Two distinct conflicts followed. The June 2025 “12-Day War” saw US strikes on Fordow, Natanz and Isfahan on 22 June 2025. A separate, larger US-Israel campaign began on 28 February 2026, with a ceasefire memorandum signed on 17 June 2026.

India’s stakes are concrete. About 8.9 million Indians live in the Gulf, sending home roughly $135 billion in remittances in FY25. India’s crude import dependence exceeded 90 per cent in FY26. Operation Sindhu (June 2025) evacuated about 4,429 Indians from Iran and Israel.

The Core Argument / Issue

India’s official position: dialogue and de-escalation

India’s Ministry of External Affairs has consistently urged all parties to de-escalate, ensure civilians are not harmed and pursue a diplomatic solution through dialogue. Crucially, on 14 June 2025 India distanced itself from the SCO statement condemning the strikes, a deliberate assertion of strategic autonomy: India will not be dragged into any bloc’s collective posture.

The Chabahar dilemma

Chabahar’s Shahid Beheshti terminal is operated by India Ports Global Ltd under a 10-year deal signed on 13 May 2024. It sits on the Gulf of Oman, outside the Strait of Hormuz, giving India a route to Afghanistan and Central Asia that bypasses Pakistan. But the US sanctions waiver for Chabahar lapsed on 26 April 2026, and Budget 2026 allocated no funds for the port, exposing how US-Iran hostility directly constrains Indian connectivity ambitions.

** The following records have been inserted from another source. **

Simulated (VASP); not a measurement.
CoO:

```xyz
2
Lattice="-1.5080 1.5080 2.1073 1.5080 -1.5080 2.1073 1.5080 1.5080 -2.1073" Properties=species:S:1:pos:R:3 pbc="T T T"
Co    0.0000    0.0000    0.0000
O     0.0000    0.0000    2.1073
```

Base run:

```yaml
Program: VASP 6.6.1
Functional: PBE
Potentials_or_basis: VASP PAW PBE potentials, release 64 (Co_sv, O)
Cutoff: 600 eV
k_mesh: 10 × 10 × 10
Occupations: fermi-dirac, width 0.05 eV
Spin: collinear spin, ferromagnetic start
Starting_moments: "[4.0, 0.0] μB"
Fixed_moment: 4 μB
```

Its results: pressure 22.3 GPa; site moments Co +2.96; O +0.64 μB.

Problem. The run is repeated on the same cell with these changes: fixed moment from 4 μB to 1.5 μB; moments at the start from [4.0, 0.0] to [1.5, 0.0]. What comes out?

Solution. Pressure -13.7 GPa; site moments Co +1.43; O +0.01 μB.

India’s interest Exposure Buffer
Energy 90 per cent-plus crude dependence About 70 per cent of crude now sourced outside the Strait of Hormuz
Diaspora About 8.9 million in the Gulf Operation Sindhu evacuation capacity
Connectivity Chabahar, INSTC Waiver lapse and no Budget 2026 funds
Autonomy Pressure to pick sides Distanced from SCO statement

Energy insulation

India ended Iranian crude imports in May 2019. Today about 70 per cent of India’s crude comes from outside the Strait of Hormuz, a deliberate diversification that cushions, though does not eliminate, the risk of a chokepoint crisis. The INSTC, the 7,200 km India-Iran-Russia corridor born of a 2000 agreement, still awaits its missing link, the Rasht-Astara railway.

How to Think About This (Analytical Frame)

Use the lens of strategic autonomy versus alignment pressure. India is simultaneously a partner of the US (Quad, defence), of Russia (arms, INSTC, BRICS) and of Iran (Chabahar, connectivity), while deepening ties with Israel and the Gulf monarchies. The “decline of the West” is a contested thesis: proponents point to multipolarity and BRICS expansion (now 10 to 11 members after Iran, Saudi Arabia and Indonesia joined); sceptics note the West’s continued military, financial and technological dominance. India’s stance is not to bet on either narrative but to hedge, keeping options open across all poles.

The Diagram in Words

Picture India at the centre of a wheel, with spokes running to Washington, Moscow, Tehran, Tel Aviv and Riyadh. Each spoke carries a distinct interest: technology and markets from the US, arms and energy corridors from Russia, connectivity from Iran, defence and technology from Israel, and diaspora and remittances from the Gulf. Strategic autonomy is the hub that keeps all spokes taut without letting any single one pull the wheel off course.

Way Forward

  • Diplomatically insulate Chabahar by seeking a renewed, project-specific carve-out and pressing for INSTC’s Rasht-Astara link.
  • Continue energy diversification so no single chokepoint can hold Indian supply hostage.
  • Maintain evacuation readiness for the Gulf diaspora, building on Operation Sindhu’s lessons.
  • Hold the line on strategic autonomy: engage all parties, sign onto no bloc’s condemnation, and champion diplomacy.

PYQ Linkage and Practice

Relevant PYQ threads: 2018 GS2 “The question of India’s Energy Security constitutes the most important part of India’s economic progress. Analyse…”; 2021 GS2 on India’s diaspora; 2017 GS2 on India-West Asia relations.

Practice question (15 marks, 250 words): “In a turbulent West Asia, India’s strategic autonomy is tested most severely by the tension between its Chabahar ambitions and US sanctions pressure.” Critically examine.